I have three cards with cuda on my ubuntu 14.04. The three cards run well most of the time.
But sometimes, the nvidia-smi loss one card, showing only two.
This happens many times on the history, everytime restart the ubuntu will solve the problem.
Everyone of the three has met this problem os that it is no relation with slot or power connector.
I want to know how to solve the problem forever because restart always interrupt my work.
lspci show three cards:
lspci | grep NVIDIA
03:00.0 VGA compatible controller: NVIDIA Corporation Device 1b81 (rev a1)
03:00.1 Audio device: NVIDIA Corporation Device 10f0 (rev a1)
05:00.0 VGA compatible controller: NVIDIA Corporation Device 1b06 (rev a1)
05:00.1 Audio device: NVIDIA Corporation Device 10ef (rev a1)
06:00.0 VGA compatible controller: NVIDIA Corporation Device 1b81 (rev a1)
06:00.1 Audio device: NVIDIA Corporation Device 10f0 (rev a1)

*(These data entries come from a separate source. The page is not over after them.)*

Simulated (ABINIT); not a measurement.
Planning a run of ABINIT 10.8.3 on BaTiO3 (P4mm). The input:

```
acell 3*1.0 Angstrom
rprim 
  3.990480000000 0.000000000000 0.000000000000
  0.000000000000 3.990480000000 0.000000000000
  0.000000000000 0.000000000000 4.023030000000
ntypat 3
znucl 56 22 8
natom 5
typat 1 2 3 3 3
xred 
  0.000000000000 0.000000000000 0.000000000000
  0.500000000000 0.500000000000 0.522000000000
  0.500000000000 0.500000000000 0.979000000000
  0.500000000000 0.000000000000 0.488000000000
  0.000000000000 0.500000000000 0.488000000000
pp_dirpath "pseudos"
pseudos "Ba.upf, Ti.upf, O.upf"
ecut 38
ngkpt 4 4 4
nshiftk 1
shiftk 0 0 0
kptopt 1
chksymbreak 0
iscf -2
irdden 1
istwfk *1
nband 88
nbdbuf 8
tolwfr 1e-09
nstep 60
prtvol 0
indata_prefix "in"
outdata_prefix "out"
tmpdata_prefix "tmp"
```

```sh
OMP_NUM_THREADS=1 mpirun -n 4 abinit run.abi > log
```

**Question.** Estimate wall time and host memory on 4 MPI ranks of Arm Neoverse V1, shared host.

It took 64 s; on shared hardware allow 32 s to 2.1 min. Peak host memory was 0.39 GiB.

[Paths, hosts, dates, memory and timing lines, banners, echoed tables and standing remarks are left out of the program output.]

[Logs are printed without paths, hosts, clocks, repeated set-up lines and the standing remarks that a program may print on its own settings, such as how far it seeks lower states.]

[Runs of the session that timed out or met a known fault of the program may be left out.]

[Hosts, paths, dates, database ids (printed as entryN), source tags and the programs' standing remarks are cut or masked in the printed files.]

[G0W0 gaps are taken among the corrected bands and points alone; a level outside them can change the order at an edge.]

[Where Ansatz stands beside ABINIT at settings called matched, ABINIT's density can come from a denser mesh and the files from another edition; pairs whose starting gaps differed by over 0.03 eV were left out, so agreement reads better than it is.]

but nvidia-smi only show two:
±----------------------------------------------------------------------------+
| NVIDIA-SMI 378.13 Driver Version: 378.13 |
|-------------------------------±---------------------±---------------------+
| GPU Name Persistence-M| Bus-Id Disp.A | Volatile Uncorr. ECC |
| Fan Temp Perf Pwr:Usage/Cap| Memory-Usage | GPU-Util Compute M. |
|===============================+======================+======================|
| 0 GeForce GTX 1070 Off | 0000:03:00.0 Off | N/A |
| 45% 34C P8 7W / 160W | 169MiB / 8114MiB | 0% Default |
±------------------------------±---------------------±---------------------+
| 1 GeForce GTX 1070 Off | 0000:06:00.0 Off | N/A |
| 0% 35C P0 33W / 160W | 0MiB / 8114MiB | 0% Default |
±------------------------------±---------------------±---------------------+
±----------------------------------------------------------------------------+
| Processes: GPU Memory |
| GPU PID Type Process name Usage |
|=============================================================================|
| 0 3627 C python 81MiB |
±----------------------------------------------------------------------------+